In a tragic irony the worker had been erecting barriers to prevent further suicide attempts when Owen Roberts leapt 175ft to his death at the Hownsgill viaduct, in Castleside, near Consett.
When the envelopes were opened they were found to contain suicide notes written by Mr Roberts before his death on February 2.
Yesterday an inquest in Crook heard how the 38-year-old's depression had escaled when he was moved to an open-plan office.
A piece of paper found at his house with a Consett post code and the name of a pub close to the landmark, known locally as Gill Bridge, suggested he had been researching the location.
County Durham coroner Andrew Tweddle ruled Mr Roberts of Western Way, Ryton, Gateshead, had taken his own life.
Mr Roberts’ father, David Roberts, demanded to know why work on safety measures had not been carried out earlier on the viaduct, given its reputation.
And he asked why Mr Tweddle had not used his powers to under coroners’ regulations to bring the matter to the attention of the authorities. Mr Tweddle said he had not thought it appropriate.
Speaking after the hearing, Douglas Johnston said on the day of the tragedy he was working on the viaduct, where special barriers were being installed to prevent people jumping off.
He said: “I had got to Hownsgill viaduct early and was laying the the posts out when Mr Roberts approached me.
“He asked me if we were finished with the work. I said no. He just gave me the two envelopes.
“I thought he was just going to fasten his hood up. But he took two steps along, climbed over the steel railings and just dived over.
“There was nothing I could do. I was in my machine and couldn’t get out quickly. I looked over and he wasn’t moving.
“It took only 20 seconds, but it felt like a long time. He seemed a canny lad.”
Giving evidence earlier, Detective Sergeant Steve Millward said: “Mr Roberts suffered from depression and anxiety. The picture painted to me was that he couldn’t cope with modern life and stress or change.
“The critical thing on this occasion would be his being moved to an open-plan office. He wasn’t comfortable with it. That seems to have escalated his anxiety and depression.”
DS Millward said the notes Mr Roberts had left gave a clear indication he was troubled at the time and indicated he was considering harming himself.

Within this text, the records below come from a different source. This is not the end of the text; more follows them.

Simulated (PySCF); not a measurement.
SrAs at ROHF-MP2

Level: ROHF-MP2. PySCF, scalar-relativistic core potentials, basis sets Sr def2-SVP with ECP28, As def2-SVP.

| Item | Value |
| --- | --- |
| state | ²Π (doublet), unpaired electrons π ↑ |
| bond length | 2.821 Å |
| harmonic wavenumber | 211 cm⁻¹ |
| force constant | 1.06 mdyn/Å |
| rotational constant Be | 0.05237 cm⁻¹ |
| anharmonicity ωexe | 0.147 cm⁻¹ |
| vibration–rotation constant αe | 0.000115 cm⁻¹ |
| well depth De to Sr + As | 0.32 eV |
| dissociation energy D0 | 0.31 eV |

He added: “They were quite considered. They weren’t the scribbling of an irrational person.”
In written evidence Durham County Council said that work was being undertaken to reduce the risk of people jumping off the viaduct.
Terry Collins, corporate director for neighbourhood services, said: “We were very sad to learn of this recent incident and would like to offer our condolences.
“Safety on this popular viaduct is paramount for the council but as it is a listed structure, it has taken some time to arrange for the necessary work to be carried out.
“Working with the NHS, we already have notices in place which highlight a number to call for help.
“Together with our health partners we have considered all means of reducing the number of tragedies at this location and, after assessing various options with English Heritage, have developed a bespoke fencing barrier to help to prevent people from using this site for such sad purposes. This is currently being installed.”